I’d argue it had far more to do with it being another one of Larian’s RPGs with significantly more production value.
You’re underselling how massive the Baldur’s Gate name is.
The exact same production in DOS3 wouldn’t have near the same runaway hype train.
Baldur’s Gate 3 outsold its predecessors by an order of magnitude. I think you’re overestimating the cultural clout that a game from 23 years earlier carries. Games just didn’t reach anywhere near as many people back then.
What they didn’t mention is that Baldur’s Gate is a Dungeons and Dragons franchise. DnD is magnitudes more popular than it was when BG2 released, to the point of being at worst nearly mainstream. What has sold people on BG3 is being able to play their tabletop game in video game form.
I do think Larian’s pedigree and the Baldur’s Gate name were contributors to its success, but if there was one driving factor it’s the brand recognition of DnD with the marketing of an AA to AAA game.

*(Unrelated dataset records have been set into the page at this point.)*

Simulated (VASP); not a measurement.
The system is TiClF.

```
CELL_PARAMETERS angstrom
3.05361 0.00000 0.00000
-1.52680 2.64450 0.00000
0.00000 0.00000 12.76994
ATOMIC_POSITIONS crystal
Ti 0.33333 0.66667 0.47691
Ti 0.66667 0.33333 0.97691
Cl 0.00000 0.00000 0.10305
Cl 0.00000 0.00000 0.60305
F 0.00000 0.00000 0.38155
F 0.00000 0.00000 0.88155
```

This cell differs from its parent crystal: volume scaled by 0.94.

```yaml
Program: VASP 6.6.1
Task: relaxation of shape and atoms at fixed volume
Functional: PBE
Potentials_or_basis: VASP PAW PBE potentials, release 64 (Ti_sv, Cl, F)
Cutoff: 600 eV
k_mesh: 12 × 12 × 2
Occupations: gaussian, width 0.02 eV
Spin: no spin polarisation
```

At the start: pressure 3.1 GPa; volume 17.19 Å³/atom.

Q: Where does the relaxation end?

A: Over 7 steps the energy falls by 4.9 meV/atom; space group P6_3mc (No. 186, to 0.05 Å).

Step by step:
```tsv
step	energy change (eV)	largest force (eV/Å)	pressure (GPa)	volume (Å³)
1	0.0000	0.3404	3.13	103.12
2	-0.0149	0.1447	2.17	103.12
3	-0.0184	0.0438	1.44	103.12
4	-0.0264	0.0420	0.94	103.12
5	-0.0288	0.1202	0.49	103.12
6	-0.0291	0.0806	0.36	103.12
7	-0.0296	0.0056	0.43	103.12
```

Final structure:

An order of magnitude with the difference of volume of game sales over time isn’t the giant improvement you’re portraying it as.
It wouldn’t have worked without a quality team, but Baldur’s Gate is every bit as much of a behemoth IP as something like DOOM. There’s a reason they worked so hard to get it. It’s sure as hell made them a hell of a lot more than the 90 million cut they gave Hasbro.